Just when the theater-of-the-absurd that is American politics seems it cannot get any more bizarre, California Governor Gavin Newsome decides to add theologian-in-chief to his job responsibilities. He has placed billboards in multiple states—with a special message for Bible Belt states of Oklahoma and Mississippi. In those states the billboards ask and answer, “Need an abortion? California is ready to help”—followed by a quote from Matthew 12:31, “Love your neighbor as yourself. There is no greater commandment than these.”
Using the Bible to support abortion is a twisted attempt to provide theological support for failing to protect innocent life. It panders to the biblical sensibilities of people in states where there is still some level of biblical literacy and respect for biblical authority. It’s a brazen attempt to align abortion with biblical values by equating providing abortions as an act of love.
This kind of creative biblical interpretation is a new and burgeoning field. Voluminous material is now being produced by creative biblical interpreters to validate homosexual behavior, gender fluidity, and sexual liberties. These positions have at least four problems in common: they reject centuries of common-ground biblical interpretations by both Catholics and Protestants; they find never-before-discovered insights in ancient texts; they invent new hermeneutical methods; and they ignore the plain sense of Scripture.
As a seminary leader, it might seem like the first three problems would be most important to me. At Gateway, and schools like ours, we devote ourselves to interpreting the Bible with sound and consistent hermeneutics; with deference to and appreciation for common historical insights; and for logical consistency. Those things all matter—a great deal—in deciding what the Bible meant and means. They are what our faculty do every day in their respective disciplines.
Frankly, however, the final issue raised above is the most important one to me. Finding new interpretations in the Bible about abortion, homosexuality, gender, and morality denies the plain reading of Scripture. Seminary training, biblical dexterity, and theological sophistication is not required to read and understand the plain meaning of the Bible. Discovering what the Bible says on these issues is relatively straightforward—just read for basic comprehension of the simplest and most obvious meaning.

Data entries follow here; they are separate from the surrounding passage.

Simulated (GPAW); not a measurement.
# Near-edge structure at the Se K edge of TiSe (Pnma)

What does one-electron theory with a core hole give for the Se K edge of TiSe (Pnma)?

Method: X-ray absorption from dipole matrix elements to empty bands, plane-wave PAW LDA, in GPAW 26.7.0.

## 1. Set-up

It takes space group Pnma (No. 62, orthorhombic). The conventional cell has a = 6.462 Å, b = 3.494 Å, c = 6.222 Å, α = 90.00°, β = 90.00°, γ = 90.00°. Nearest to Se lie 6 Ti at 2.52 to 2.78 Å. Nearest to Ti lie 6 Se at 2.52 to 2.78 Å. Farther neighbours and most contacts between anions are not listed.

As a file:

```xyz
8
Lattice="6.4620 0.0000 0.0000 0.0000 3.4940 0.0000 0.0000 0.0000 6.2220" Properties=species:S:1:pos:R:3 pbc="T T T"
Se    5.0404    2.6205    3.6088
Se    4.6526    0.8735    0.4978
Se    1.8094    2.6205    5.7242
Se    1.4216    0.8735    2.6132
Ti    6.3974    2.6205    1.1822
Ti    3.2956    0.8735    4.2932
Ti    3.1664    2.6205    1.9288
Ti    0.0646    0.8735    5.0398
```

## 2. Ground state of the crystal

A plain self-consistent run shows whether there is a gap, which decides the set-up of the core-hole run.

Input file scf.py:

Sound biblical interpreters and theologians discover depths of meaning emerging from the plain meaning of biblical texts. They do not invent new, even contradictory, meanings to demonstrate their brilliance by correcting centuries of mis-interpretation. The best counter-balance to biblical and theological error is Christians who read their Bible. It is a relatively simple book with an easy-to-understand message. The problem is not understanding what it says, but doing it. And that is the real reason creative interpreters are so busy finding alternative—and more palatable—meanings. They are determined to justify disobeying God—and that’s a far more serious problem than political pandering.